Crazy Jerome
First Post
Is this the kind of thing you are thinking about?
Yes, certainly in part, but with the follow up from keterys about being enough interesting ones to take.
Note that it would meet my criteria to have relatively few feats, but sharply curtail how many you get. I don't much favor this, because I think it is fun to take feats. It would work, though.
Also, since this is more or less brainstorming, I'm open to any of the ideas so far, but don't want to limit responses to those.
Working within the 4E constraints, for example, it might work to get the number of feats the same, then pre-pick certain combat ones by build. This does some of the Essential activities in a slightly different areas. At level 2, you get weapon focus or something equally appropriate, by class/build. At level 4, you get to pick from the list of non-combat numbers stuff. This is an inelegant way to leave the numbers alone, but achieve some modest siloing of the char op combat feats with the other stuff. I like it as a thought exercise, and I like it as a possible compromise solution for a more comprehensive rework, but I don't want to assume something as inelegant as that up front.
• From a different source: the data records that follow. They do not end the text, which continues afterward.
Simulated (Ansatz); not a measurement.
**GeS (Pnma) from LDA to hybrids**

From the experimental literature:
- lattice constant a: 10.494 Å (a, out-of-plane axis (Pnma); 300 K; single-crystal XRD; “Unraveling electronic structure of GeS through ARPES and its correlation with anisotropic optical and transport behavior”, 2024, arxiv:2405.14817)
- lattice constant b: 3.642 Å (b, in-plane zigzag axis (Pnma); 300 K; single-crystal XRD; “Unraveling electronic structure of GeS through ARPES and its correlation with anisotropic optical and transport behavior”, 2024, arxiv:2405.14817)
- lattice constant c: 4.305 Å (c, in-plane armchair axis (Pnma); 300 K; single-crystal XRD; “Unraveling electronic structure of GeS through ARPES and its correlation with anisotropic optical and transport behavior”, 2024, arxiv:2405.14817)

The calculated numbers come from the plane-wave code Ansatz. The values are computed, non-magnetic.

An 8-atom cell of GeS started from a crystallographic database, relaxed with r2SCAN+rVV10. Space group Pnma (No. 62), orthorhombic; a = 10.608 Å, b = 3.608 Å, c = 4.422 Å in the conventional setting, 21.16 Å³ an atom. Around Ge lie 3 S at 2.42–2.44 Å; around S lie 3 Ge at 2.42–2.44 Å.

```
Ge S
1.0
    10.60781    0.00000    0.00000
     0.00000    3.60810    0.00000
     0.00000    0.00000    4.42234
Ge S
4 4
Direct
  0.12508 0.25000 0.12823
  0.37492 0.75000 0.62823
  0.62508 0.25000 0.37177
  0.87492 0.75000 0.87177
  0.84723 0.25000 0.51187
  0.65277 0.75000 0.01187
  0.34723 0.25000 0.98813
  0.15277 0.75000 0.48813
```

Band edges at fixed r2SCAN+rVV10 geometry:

Here is another way to approach it, then. Are there activities that D&D adventurers can do that are not mere number mangling, interesting enough to justify a feat selection, but not so compelling that they seem required or step on reasonable things that all D&D adventurers should be able to at least try?
Personally, I think swimming fits in this niche--provided that you let non-swimmers at least flounder for awhile out of armor in reasonable water. And provided that other feats are not so compelling that no one ever takes swimming. That's the thing, not having negative feats as an option. If you've got things like "swim" or "literacy", you want about half the party to at least consider taking them.
And note the design danger here. If, and boy is it a big if, you set the DCs well enough, then bigger numbers with the 1/2 level bonus and a +5 for training, does abstractly achieve that goal for swimming. I just don't think the current DCs hit that target as well as they might.
Also, I think part of the issue is me rebelling against the variableness of the d20 + mod mechanic, for people highly trained in skills. I don't know how far that can be pushed, though, and stay true to the main game design. People that become highly trained do things that lesser beings wouldn't even try, most of the time. But mainly what they do is the moderately complex stuff far more reliably. So something like getting multiple d20 rolls with more training, instead of straight plusses, fits that model a bit better.
You can't do a change like this without fundamentally changing some piece of the game, however minor. There wouldn't be any point in trying unless you wanted such a change. It is the inadvertent side effects that are the rub.